Needle Count Indicates Sharp Increase in Heroin Use Downtown

Afternoon Jolt
The downtown Metropolitan Improvement District (MID), Downtown Seattle Association's corps of on-the-ground street ambassadors who direct the homeless to social service providers, give directions to tourists (from Bellevue), pick up trash, and provide safety among other essential daily services, is now providing something else: data.
Translating their eyes-on-the-street services into numbers about what they actually see, the MID has started publishing stats in a monthly newsletter.

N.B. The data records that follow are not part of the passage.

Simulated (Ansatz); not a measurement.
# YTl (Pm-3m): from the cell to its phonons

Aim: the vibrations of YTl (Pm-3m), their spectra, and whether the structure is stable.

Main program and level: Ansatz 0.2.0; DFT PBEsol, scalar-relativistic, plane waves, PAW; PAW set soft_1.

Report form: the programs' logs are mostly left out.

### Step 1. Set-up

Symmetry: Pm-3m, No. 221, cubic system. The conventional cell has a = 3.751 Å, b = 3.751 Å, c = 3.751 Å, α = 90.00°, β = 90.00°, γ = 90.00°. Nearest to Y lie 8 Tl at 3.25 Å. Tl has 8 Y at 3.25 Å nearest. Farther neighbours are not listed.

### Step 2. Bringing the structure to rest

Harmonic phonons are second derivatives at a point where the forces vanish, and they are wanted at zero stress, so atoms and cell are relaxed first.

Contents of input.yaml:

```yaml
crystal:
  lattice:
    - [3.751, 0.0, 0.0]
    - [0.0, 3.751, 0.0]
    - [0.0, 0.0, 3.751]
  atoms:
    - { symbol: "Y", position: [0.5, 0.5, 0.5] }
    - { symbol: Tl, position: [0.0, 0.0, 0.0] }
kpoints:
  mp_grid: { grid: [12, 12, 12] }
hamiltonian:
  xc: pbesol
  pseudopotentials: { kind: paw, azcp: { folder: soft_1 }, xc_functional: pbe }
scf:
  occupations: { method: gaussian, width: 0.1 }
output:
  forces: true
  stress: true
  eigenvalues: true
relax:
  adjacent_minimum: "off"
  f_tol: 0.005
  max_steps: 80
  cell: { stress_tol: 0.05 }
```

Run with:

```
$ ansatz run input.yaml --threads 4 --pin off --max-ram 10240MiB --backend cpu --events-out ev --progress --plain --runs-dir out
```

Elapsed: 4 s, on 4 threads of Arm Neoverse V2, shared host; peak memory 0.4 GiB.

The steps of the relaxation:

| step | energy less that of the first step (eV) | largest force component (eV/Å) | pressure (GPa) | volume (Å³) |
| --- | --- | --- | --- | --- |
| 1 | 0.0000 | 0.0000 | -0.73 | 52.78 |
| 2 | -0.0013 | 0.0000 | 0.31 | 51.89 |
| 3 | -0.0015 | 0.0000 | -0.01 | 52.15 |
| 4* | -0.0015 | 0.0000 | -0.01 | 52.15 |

MID's debut data point in this month's newsletter is a scary one: Documenting how many hypodermic needles ambassadors are finding discarded out on the street, there appears to be a steep rise in heroin use. Easily a record high in since 2013 (as far back as their reporting goes), the ambassadors report finding 503 disposed needles in the MID and nearly 300 in the retail core in February, 2015. (The MID stretches from the waterfront to I-5 and from Denny Way to Pioneer Square.)
The number of needles picked up in February 2015 represented a 302 percent increase over
February 2014.
By way of comparison, the average number of disposed needles each month during 2014 for the entire MID and in the downtown core was 260 and 92 respectively. The new numbers for January and February 2015 (that's the latest data the MID has) represent an 89 percent increase MID-wide and a 177 percent increase downtown.
Indicating the change could be even more startling, the lowest numbers of needles found month-to-month over the last two years has been in the early months, with the number of disposed needles increasing sharply in summer and into the last three months of the year. So—even more startling data to come? The number of needles picked up in February 2015 represents a 302 percent increase (four times higher) over February 2014.

The MID numbers coincide with the most recent numbers from UW research for the King County Board of Health released in March 2015, which show heroin treatment admits in King County spiking from around 1,500 in 2009 to approaching 3,000 in mid-2014. The 3,000 number is also a sharp increase over a previous peak of around 1,700 in 2005.
The UW report, written by Caleb Banta-Green, professor at UW's School of Public Health, states:
Heroin-involved deaths are up substantially to 69 in the first half of 2014 compared to 21 in the first half of 2010. In the first half of 2014 the most common drug identified in deaths was heroin, surpassing prescription-type opiates for the first time since the first half of 2002.
Heroin is more prevalent in the last few years; theories to explain the increase range from the national crackdown on painkiller abuse (which has funneled users to cheaper heroin) to the war in Afghanistan, which has destabilized the country and amped the illegal drug trade.
I have a call in to the DSA, the Seattle Police Department, and the mayor's office.